Blog


Dealing With Stolen Images Online

If you’ve ever been a victim of someone stealing your artwork online, you know it can be pretty frustrating and upsetting.  As a Graphic Designer, I have to deal with this all the time.  Other designers or businesses will take work from my portfolio like a logo design, erase the name and use it as their logo for their business or to sell to another company.  Unfortunately, it happens far too often.

Even if you are not a graphic designer, it is a good idea to make sure that people are not stealing any images from your website that are copyright protected, such as product images, your business logo or other personal photos you may have taken.

The only way to protect yourself from others stealing your work is to scour the internet on a regular basis by doing an image search.  It is time consuming, but it is the only way to protect your work.  If you find the theft, you will need to contact their web host to have the offending material removed or if it’s a really serious offense, you can get a lawyer involved.

Below I’ve listed steps on how to search and report images or online artwork that has been stolen from you.  You will then need to email what is called a DMCA (Digital Millenium Copyright Act) to have the image forcibly removed from their website.  For more serious offenses or if it is something you want to take a step further than a DMCA, you will likely need to speak to a business lawyer.  More information on a DMCA in Step 4.

Step 1: Search For Your Image Online

google-image-search

The first thing you need to do is find any offenders that may have stolen images from you online.  My favourite search to use is the Google Images Search, which just requires you to drag your image into the search bar.  So visit www.google.com/images and drag your image over to the Google window and drop it there.  As an alternative, you can just click on the camera icon on the right and upload your image if that is easier for you.
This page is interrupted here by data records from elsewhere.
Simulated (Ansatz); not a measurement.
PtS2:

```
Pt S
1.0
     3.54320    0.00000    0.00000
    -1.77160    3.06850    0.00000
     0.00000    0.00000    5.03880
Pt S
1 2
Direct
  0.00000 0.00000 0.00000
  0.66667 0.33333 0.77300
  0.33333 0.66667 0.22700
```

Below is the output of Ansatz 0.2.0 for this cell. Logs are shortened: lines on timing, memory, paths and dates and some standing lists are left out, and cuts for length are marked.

Step 2: Bookmark Your Offenders

bookmark

Go through the list of results that come up.  Visit each website to make sure your image is there (sometimes it may have been removed and the results is just viewing an old cache version).  Start a new folder in your browser and make sure you bookmark each website page that has your artwork on it, so that you can check up on them at a later date to make sure your stolen image was actually removed.

Step 3: Email Offender or Search For Web Host

whoishosting

There are two ways you can handle the matter.  The softer approach is to email the offender directly and ask them to remove the copywritten work.  Remember, some people are actually innocent.  I’ve had small businesses that have used my stolen logos and tell me they purchased it from a “logo designer” having no idea it was copywritten.

The more aggressive approach is to contact whoever is hosting the website directly and they will make sure it is removed for you.  To do this, I visit www.whoishostingthis.com to search and type in the domain name of where my stolen image is.

Right on the results page you will sometimes see an email from the web host of where you need to email the complaint.  Usually an “abuse@” email or something related.  If not, type in your search engine the name of the web host, plus the phrase “report copyright”, “DMCA” or “abuse” beside it, to find out which department to contact to report the copyright infringement.

Step 4: Email a Letter To the Web Host

letter

By emailing a letter to the web host about the copyright infringement, you are pretty much communicating a DMCA (Digital Millenium Copyright Act) which is a copyright law that enforces online infringement removal.  If this is your first time hearing about DMCA, please go to www.dmca.com for more information.  They also offer a paid service to oversee the removal of the content for you, but you can email web hosts directly about this before using their service, if you choose to.  If it is still not removed after contact with the web host, you may want to consider using DMCA.com.

When emailing the web host, your email should be worded something like this:

Dear Web Host:

I am reporting copyright infringement currently being used by one of your customers on their domain.

I am the copyright owner of the images being illegally used at:  <Post Link To Offender’s Website Page(s)>

Original: <Post Link To Where Your Original Artwork Is Online>

This letter is official notification under the provisions of Section 512(c) of the Digital Millennium Copyright Act (“DMCA”) to effect removal of the above-reported infringements. I request that you immediately issue a cancellation message as specified in RFC 1036 for the specified postings and prevent the infringer, who is identified by its Web address, from posting the infringing material to your servers in the future. Please be advised that law requires you, as a service provider, to “expeditiously remove or disable access to” the infringing material upon receiving this notice. Noncompliance may result in a loss of immunity for liability under the DMCA.

I have a good faith belief that use of the material in the manner complained of here is not authorized by me, the copyright holder, or the law. The information provided here is accurate to the best of my knowledge. I swear under penalty of perjury that I am the copyright holder.

Please send me at the email address noted below a prompt response indicating the actions you have taken to resolve this matter.

Sincerely,

/s/ your name

Email: your email

your full mailing address

Step 5: Wait For a Response or Follow-Up

clock

I’ve been pleased to have some pretty quick responses from web hosts that make sure the material is removed immediately, sometimes within one business day.  Unfortunately, there are times when a web host never gets back to me and despite all my efforts, the stolen artwork is still sitting on their servers.  I’ve considered using dmca.com services for this purpose, but some offenses I felt were too small to deal with paying for the service.

If your content still hasn’t been removed from the site, you haven’t heard back from the web host and you don’t want to take further legal action, the best thing you can do is nag the web host or try to contact the offender and have it resolved.  This is not the greatest outcome and it can get really frustrating, but if you don’t want to take further legal action, this is the most you can do at the moment.